Oliver Miller: Little Things Come In Big Packages
Oliver Miller does the little things that help produce wins.
by Jeff Benyon
Dissecting the Timberwolves' success reveals a statistic that won't show up in any boxscore. A key to Minnesota being one of the elite teams in this NBA season is the fact that they are doing the little things necessary to win.
Timberwolves center Oliver Miller might not qualify as "little," but he is one of the players contributing a lot of those little things that are producing wins for the Wolves. When you look at Miller — or "Big O," as he is affectionately known — you see a wide body that takes up a lot of space. That usually equates to a player who dishes out fouls, grabs some boards, blocks some shots and occasionally contributes a basket here or there.
These are definitely things "Big O" brings, but he gives so much more than you might expect from a player his size. You would never think it by looking at him, but Miller possesses a degree of finesse smaller players only wish they had.
The next time you see No. 3 check into the game, forget about the other players on the floor for a few minutes and just watch Miller. Chances are, he'll make a touch pass or tip in a missed shot or do something — a little thing — that keeps the ball alive or leads to a score for his team.
"He loves to pass," Kevin Garnett says. "Probably one of the best-passing big men I've seen."
Fellow Wolves big man Mark Madsen agrees. He had heard about Miller's upside. Being a talented center with a good shooting touch and excellent passing skills is why Miller was a first-round draft pick of the Phoenix Suns in 1992. "I was surprised, I really was," Madsen said of Miller's skills. "People talk about Oliver as being a great passer, but until you play with him and until he creates three or four easy buckets for you, it's then that you realize how great of a passer he really is.
"Oliver has meant so much to this team," added Madsen. "He has the ability to pass the ball as well, or better, than any big man I've ever played with. Oliver has the ability to put the ball in your hands, in a position where you can do something simple and create a score."

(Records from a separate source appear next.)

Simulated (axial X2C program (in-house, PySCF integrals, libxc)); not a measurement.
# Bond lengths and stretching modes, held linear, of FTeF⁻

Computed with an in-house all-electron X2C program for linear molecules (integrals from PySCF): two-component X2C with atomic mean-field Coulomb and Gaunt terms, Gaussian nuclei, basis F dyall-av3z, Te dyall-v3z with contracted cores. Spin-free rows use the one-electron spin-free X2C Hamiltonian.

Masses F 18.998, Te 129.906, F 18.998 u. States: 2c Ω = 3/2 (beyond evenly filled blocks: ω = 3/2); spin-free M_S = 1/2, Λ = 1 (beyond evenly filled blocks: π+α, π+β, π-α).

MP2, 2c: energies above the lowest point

Miller can not only giveth, but occasionally he will taketh away. In a mid-January game against the New Orleans Hornets, Miller stole the ball not once but twice from Hornets All-Star guard Baron Davis.
"His skills are very unusual for his size," Madsen said. "He can go out on the perimeter and guard guards. I mean, Baron is one of the best guards in this league, and he got him — twice. Oliver has great hands, soft hands, and he's a good shooter."
When recalling some of the players he idolized growing up, Miller lists big men like Charles Barkley, Hakeem Olajuwon and Patrick Ewing. But he also mentions Magic Johnson, which may be why he sometimes shows off his guard-like attributes. "When I was younger I always played with guys three or four years older than me, so I learned a lot playing with older guys and guys that were better than me," he said. "Then of course I would watch guys like Magic and Larry Bird and try to take my game to their level."
One of the biggest concerns surrounding Miller's career has been his weight. He has always possessed great basketball skills, but his excess weight ultimately put his NBA career on hiatus in 2000. At his biggest, "Big O" tipped the scales at 375 pounds, making him an easy target for hecklers in every arena he played.
He says the laughs at his expense never affected him when he was playing, but that doesn't mean the comments didn't hurt. "I tried to let it roll off my back," Miller said. "But there were times when I called my fiancee late at night, my mother late at night, my agent late at night. Lot of late nights crying."
After being let go by Phoenix in 2000, Miller bounced around basketball obscurity from the Harlem Globetrotters, to the CBA, to the ABA and USBL. Often discouraged, he wondered if he was ever going to make it back to the NBA. "Two years ago, I made a decision," Miller said. "I just got tired of hearing people talk about the weight. It was always about my weight, my weight. I knew I had to change myself. I had to show people I'm for real. They weren't going to take me serious if I was putting up 20 points, getting 20 rebounds, but I had an extra 30 pounds on my back."
Even in the CBA, Miller said, teams questioned him because of his weight. "It was, 'We wanted you but we heard you couldn't run up and down the floor. We heard you were 500 pounds,' " Miller said. "Well, don't believe everything you hear. Put me out on the floor and then make a judgment."
Before joining the Timberwolves on Dec. 13, Miller's most recent stop was in Bismarck, N.D., with the CBA's Dakota Wizards. In 11 games, Miller averaged 16.2 points and 8.7 rebounds while also dishing out 39 assists, grabbing 15 steals and blocking 21 shots. During the 2002-03 season, Miller was a CBA All-Star selection and was named to the all-league second team after averaging 15.7 points and 12.1 rebounds. While with the USBL's Dodge City Legend in 2002, he ranked second on the team in assists with 72, while playing in only 15 games.
"I've been working for three years now," Miller said. "They said I'm not committed to losing weight. Since this summer, I've been focused on that. Got to the CBA, lost 30 pounds so far, and I'm still losing."
Miller says changing his diet has been the key to shedding the weight. "Eating right — I eat less carbs now and drink a lot more water," he said. "That's really been it. It really hasn't been any special conditioning program or anything like that, just watching what I eat."
His self-motivation and dedication to get back to the NBA is what makes "Big O" one of the crowd favorites at Target Center. A hard-working big guy doing the little things gets big roars from the crowd every time. "I'm glad that they accept me," Miller smiled. "I just have to go out every night and do what I have to do. I don't want to go out there and be a disappointment."